Importance of local storage performance when using a SAN? posted: Mar 17, 2008 4:33 PM

Click to view mattjk's profile Enthusiast 80 posts since
Dec 19, 2007

Hi all,

How important is the performance of local storage when storing all VMDK's on a SAN - i.e., the local storage is only used to store ESX Server itself (and I assume provide swap disk, etc)?

RAID-1 is a given for redundancy, but beyond that? Is there going to be any appreciable difference in real-world ESX performance between 2-disk RAID-1 7.2k SATA and 2-disk RAID-1 15k SAS?

Thanks.

Click to view weinstein5's profile Guru 6,320 posts since
Nov 19, 2005
you are correct - RAID-1 shoudl be fine for the local disk - it is used by the Service Console including SC swap file -
Click to view weinstein5's profile Guru 6,320 posts since
Nov 19, 2005

I have not seen much of a difference inn the overall performance of your ESX hosts - there will be a slight performance increase in the Service Console just basedon the imptoved performance of the swap space fir the service console - this of course is assuming is all you VMs being stored on some NAS/SAN device -
Click to view mike.laspina's profile Virtuoso 2,270 posts since
May 26, 2006
Hello,

Yes there will be a big difference. The reason a 15k is faster than a 10k is the number of reads and writes that can occur on a single rotation of the platter. For example in one rotation moment on a 15K we get an arbitrary 6 writes this will equal 4 writes on a 10k drive. This is 50% better per rotation time . What you need to consider is do you really want to use local SATA disk. We normally do this to prevent heavy swap I/O over the SAN. You can prevent this by using the correct memory resource on the host. I have almost not vmdk swapping and I don't have any local disk, it all boot from SAN. The other thing to think about is RAID 1 will cost 50% on every write operation, this will not be optimal for a swap vmdk. Ram and tuning is the correct way to deal with these issues.

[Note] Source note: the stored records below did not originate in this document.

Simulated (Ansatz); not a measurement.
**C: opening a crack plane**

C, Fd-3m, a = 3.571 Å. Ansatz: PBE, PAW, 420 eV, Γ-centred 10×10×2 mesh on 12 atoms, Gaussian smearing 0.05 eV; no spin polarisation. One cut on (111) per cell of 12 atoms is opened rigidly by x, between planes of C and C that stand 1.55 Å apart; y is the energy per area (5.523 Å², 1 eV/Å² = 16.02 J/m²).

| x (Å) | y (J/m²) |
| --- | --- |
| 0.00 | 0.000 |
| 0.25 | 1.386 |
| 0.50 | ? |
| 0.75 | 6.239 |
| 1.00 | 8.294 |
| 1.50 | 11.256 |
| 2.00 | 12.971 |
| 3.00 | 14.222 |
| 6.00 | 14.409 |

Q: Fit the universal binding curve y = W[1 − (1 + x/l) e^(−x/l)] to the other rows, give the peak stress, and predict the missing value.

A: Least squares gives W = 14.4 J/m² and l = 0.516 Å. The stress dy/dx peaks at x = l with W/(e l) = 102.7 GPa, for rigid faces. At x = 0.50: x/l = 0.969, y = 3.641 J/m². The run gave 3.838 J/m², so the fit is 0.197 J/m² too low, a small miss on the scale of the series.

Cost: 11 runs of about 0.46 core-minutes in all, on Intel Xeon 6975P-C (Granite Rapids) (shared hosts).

p.s. I would chose SAS over SATA for this purpose.

Message was edited by: mike.laspina

Click to view depping's profile Champion 2,997 posts since
Jan 17, 2005
Good call mike! 6 or 4 is a huge difference indeed.

Duncan
My virtualisation blog:
http://www.yellow-bricks.com

Click to view mike.laspina's profile Virtuoso 2,270 posts since
May 26, 2006

Thanks Duncan,

I actually didn't word it quite correctly. Its not a single rotation. It is the number of rotations in a moment of time that gives it more read/write I/O.

But regardless the result is the same, significantly better performance.


Click to view zippy_paul's profile Lurker 1 posts since
Feb 2, 2007
I'm not sure if the question has been answered. we've established that 15kSAS drives are faster than 10k ones... and that you need adequate RAM in your ESX server... and mike did mention that he would use SAS for this purpose, however i didn't quite catch the reason.

and Mike are you saying that you would not use RAID 1 because of the 50% hit?

i've got the same issue. i'm building ESX Servers. we have iSCSI SAN on which i want to store most stuff, however am thinking perhaps it's better if i put the ESX swap file on local storage... in which case, is it worth using SAS? (assuming we're on a tight budget) and if so, why?